Recruiters urged to put anti-abuse policies in place to protect workers

Recruiters have been urged to have robust policies in place to effectively deal with confrontational candidates.

The advice follows a case that Recruiter reported about late last week in which a visitor to a Redditch recruitment agency racially abused staff.

Commenting on the case, employment lawyers offered their advice to agencies having to contend with similar circumstances.

Stephen Jennings, partner & solicitor at Tozer Solicitors, advised agencies to take the following steps.

  • Carry out a risk assessment to ensure appropriate health & safety. Are there simple steps that can be taken to remove or reduce the risk, such as banning lone working or installing panic alarms?
  • Involve staff – consult with them about what steps you can take to keep them safe and what risks they perceive. Ensure staff are instructed to follow and comply with these steps.
  • Ensure staff know what to do when confronted with aggression. This should be discussed and agreed but, in essence, is likely to involve keeping calm and asking for assistance from a colleague (or the police in a serious case).

“The action each agency takes is likely to differ depending on their staff, set-up of their offices/working practices and the nature of the risks involved,” Jennings added. “Employers should ensure (and document) that they have carefully considered employee safety, and arrangements should be reviewed regularly to ensure they remain effective and are known to/implemented by staff.”

Jahad Rahman, partner at Rahman Lowe Solicitors, echoed Jennings’ sentiments, advising recruiters to adopt a zero tolerance approach to dealing with violent and aggressive behaviour towards consultants. 
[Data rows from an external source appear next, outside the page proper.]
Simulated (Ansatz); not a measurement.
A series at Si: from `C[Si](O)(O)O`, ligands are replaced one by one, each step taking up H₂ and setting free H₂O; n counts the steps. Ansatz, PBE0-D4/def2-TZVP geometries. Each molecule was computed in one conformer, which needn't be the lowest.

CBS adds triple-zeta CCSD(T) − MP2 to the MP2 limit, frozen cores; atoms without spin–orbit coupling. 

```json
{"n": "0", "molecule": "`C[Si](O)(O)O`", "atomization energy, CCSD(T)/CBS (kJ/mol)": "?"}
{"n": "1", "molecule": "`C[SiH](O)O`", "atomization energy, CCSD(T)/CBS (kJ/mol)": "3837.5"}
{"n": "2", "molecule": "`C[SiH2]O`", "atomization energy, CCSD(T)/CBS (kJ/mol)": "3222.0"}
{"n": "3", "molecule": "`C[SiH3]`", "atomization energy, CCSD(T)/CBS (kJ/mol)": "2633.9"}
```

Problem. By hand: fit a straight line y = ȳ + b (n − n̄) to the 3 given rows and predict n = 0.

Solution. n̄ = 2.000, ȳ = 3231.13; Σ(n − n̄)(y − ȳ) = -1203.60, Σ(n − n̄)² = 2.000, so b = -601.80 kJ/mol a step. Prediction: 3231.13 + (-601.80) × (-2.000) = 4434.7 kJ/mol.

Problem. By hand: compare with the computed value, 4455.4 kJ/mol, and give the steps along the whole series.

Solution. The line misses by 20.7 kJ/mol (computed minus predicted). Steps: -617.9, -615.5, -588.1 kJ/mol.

“Reinforcing the fact that staff should be treated with respect, training on recognising violent behaviour, and utilising criminal and civil proceedings are also important factors. Of course, it would be the victim’s responsibility to press charges but companies should offer support.”

Meanwhile Melanie Stancliffe, partner at law firm Irwin Mitchell, told Recruiter agencies are not likely to be found to have failed in their duty to care to workers discriminated against by candidates on their premises.

“From a discrimination point of view, since the cases involving Bernard Manning – where he harassed two black members of staff at an event at a hotel, and the hotel was held responsible at the time – there’s been a flip-flop on that, so legally the employer is not responsible for the racial or sexual or other epithets coming out of an individual’s mouth if they are not their employee. They are liable for what their employees do but not the man on the street who comes in and hurls racial abuse, so from that point of view there is some protection and light at the end of the tunnel for employers, but they still have the same basic health & safety type duty of care.”